---
title: Generate big data
description: Expand datasets by replicating and varying rows based on user configuration.
category: Data Transformation
tags: [scaling, synthetic data, testing, simulation, replication]
---

# Generate big data

## Description

The **Generate Big Data** activity expands an existing dataset by multiplying each row a specified number of times using an **Expansion Factor**. This can be used to simulate large datasets for stress testing, machine learning training, or prototyping.

Each replicated row may contain subtle variations for realism, and the **Key Column** ensures uniqueness and traceability across the newly generated data.

If the number of input rows is `a` and the expansion factor is `b`, the total output will be `a × b` rows.

---

## Input

| Type | Description                |
| ---- | -------------------------- |
| Data | Tabular dataset to expand. |

---

## Output

| Type             | Description                                      |
| ---------------- | ------------------------------------------------ |
| Transformed Data | Original and/or new rows based on configuration. |

---

## Configuration Fields

| Field Name           | Required | Description                                                                                               |
| -------------------- | -------- | --------------------------------------------------------------------------------------------------------- |
| **Expansion Factor** | Yes      | Multiplier to determine how many times each row should be repeated.                                       |
| **Key Column**       | Yes      | Column that uniquely identifies each original row. It is modified to ensure uniqueness in generated rows. |
| **Include Original** | No       | If enabled, original data is included in the output. Otherwise, only synthetic rows are included.         |

---

## Sample Input

| Transaction ID | Product | Price | Quantity |
| -------------- | ------- | ----- | -------- |
| 101            | Laptop  | 800   | 1        |
| 102            | Phone   | 500   | 2        |
| 103            | Tablet  | 300   | 1        |

---

## Sample Configuration

| **Field**            | **Value**        |
| -------------------- | ---------------- |
| **Expansion Factor** | 2                |
| **Key Column**       | `Transaction ID` |
| **Include Original** | Enabled          |

<!-- ![alt text](generate-bigdata-img.png) -->

---

## Sample Output (with Expansion Factor = 2)

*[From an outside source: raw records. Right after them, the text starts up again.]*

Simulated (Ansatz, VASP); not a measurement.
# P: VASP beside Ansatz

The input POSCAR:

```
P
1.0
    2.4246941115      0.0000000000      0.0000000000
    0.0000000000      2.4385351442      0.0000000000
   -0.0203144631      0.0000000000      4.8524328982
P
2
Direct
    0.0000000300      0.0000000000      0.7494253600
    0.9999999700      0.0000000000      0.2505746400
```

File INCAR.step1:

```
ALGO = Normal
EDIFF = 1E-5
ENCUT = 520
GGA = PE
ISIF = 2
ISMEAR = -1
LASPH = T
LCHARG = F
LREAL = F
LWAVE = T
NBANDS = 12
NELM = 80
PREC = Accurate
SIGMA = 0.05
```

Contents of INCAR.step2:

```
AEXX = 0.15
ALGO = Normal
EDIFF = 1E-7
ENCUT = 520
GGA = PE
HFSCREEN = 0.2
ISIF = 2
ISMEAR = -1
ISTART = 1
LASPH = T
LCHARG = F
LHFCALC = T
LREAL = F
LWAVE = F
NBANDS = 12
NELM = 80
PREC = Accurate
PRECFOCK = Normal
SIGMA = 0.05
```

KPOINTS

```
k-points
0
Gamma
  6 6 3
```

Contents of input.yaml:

| Transaction ID | Product | Price | Quantity |
| -------------- | ------- | ----- | -------- |
| 101            | Laptop  | 800   | 1        |
| 102            | Phone   | 500   | 2        |
| 103            | Tablet  | 300   | 1        |
| 104            | Laptop  | 400   | 2        |
| 105            | Tablet  | 358   | 1        |
| 106            | Phone   | 462   | 2        |

> Values may vary slightly in generated rows to simulate realistic data distributions.

---

## Notes

- The key column values in new rows are auto-incremented or mutated to ensure uniqueness.
- If **Include Original** is **disabled**, only synthetic (expanded) rows are returned.
- Generated rows may include noise or variations depending on underlying implementation.